The cause was complications of rheumatoid arthritis, said Everett McCorvey, the director of opera at the University of Kentucky, where Ms. Robinson became a professor of voice in 2000.

Born on Aug. 7, 1946, in Jackson, Tenn., Ms. Robinson was a winner in the Metropolitan Opera National Council Auditions at 19.

In early 1970, she made her Met debut in a small role in Mozart's "Magic Flute." Her gifts for the coloratura soprano repertory emerged four months later when on short notice she substituted for Roberta Peters in the title role of Donizetti's "Lucia di Lammermoor" on a Met tour in Detroit, singing opposite Placido Domingo.

In January 1971, at 24, she sang her first Met Lucia at the house. Reviewing the performance for The New York Times, the critic Allen Hughes wrote that Ms. Robinson's "negotiation of the coloratura was beautifully articulated, and she inflected the cantilena arias expressively."

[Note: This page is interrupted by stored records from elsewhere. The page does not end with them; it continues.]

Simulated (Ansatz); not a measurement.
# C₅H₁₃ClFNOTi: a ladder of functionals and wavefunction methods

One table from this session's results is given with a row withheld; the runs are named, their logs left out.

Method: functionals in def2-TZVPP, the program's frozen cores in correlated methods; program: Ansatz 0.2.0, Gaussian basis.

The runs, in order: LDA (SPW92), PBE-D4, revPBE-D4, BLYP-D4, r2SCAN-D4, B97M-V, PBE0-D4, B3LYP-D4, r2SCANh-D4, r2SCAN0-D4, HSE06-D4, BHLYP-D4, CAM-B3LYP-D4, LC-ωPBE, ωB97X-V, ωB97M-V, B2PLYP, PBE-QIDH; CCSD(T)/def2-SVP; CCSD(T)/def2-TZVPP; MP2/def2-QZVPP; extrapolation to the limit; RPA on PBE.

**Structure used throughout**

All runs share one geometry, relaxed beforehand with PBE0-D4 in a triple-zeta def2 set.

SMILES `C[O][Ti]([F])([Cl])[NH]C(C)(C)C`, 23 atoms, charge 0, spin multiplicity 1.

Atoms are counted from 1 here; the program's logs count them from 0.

Recalling that performance in a 1997 interview with the Times, Ms. Robinson said the experience was intimidating. Stepping into Lucia's costume for the first time, she saw the name Joan Sutherland, the great Lucia of the time, sewn into the waistband.

"I withstood it," she said, "but I don't recommend it."

As her career continued she sang with the Met, Berlin State Opera, Munich State Opera, and Opera de Geneve, and other companies in roles that included Rosina in "Barber of Seville," Gilda in "Rigoletto," Pamina in "The Magic Flute," and Constanze in "The Abduction From the Seraglio"; she appeared alongside Luciano Pavarotti, Sherrill Milnes, Alfredo Kraus, and others.

Health problems curtailed her stage career. She sang her last of more than 200 performances with the Met in 1987.

But during the 1990s, as the director of the company's National Council Auditions and also in her post as the head of the Met's young-artist program, she nurtured many singers who have gone on to major careers, including Dwayne Croft, Stephanie Blythe, Christine Goerke, Paul Groves, and Heidi Grant Murphy.

As the holder of an endowed professorship at the University of Kentucky, she was chairwoman of the vocal department and worked closely with the opera program.

Speaking of her approach to teaching in the 1997 Times interview, she said, "In this field there is nothing to be gained by being the youngest or getting there the fastest." There is much to be accomplished, she said, "by taking your time, by acquiring a solid technique, musical preparation, historical information, and, most of all, psychological maturity."

Ms. Robinson leaves her husband, Henno Lohmeyer; her mother, Hazel of Memphis; a son, Patrick Lohmeyer; a daughter, Jennifer Poney; and three grandchildren.

Though Ms. Robinson's students in Lexington appreciated her Southern charm and motherly care, they were also impressed with her connections.

One former student, Sheri Phelps, told The Lexington Herald-Leader that Ms. Robinson was "the only person on faculty who had James Levine on speed dial."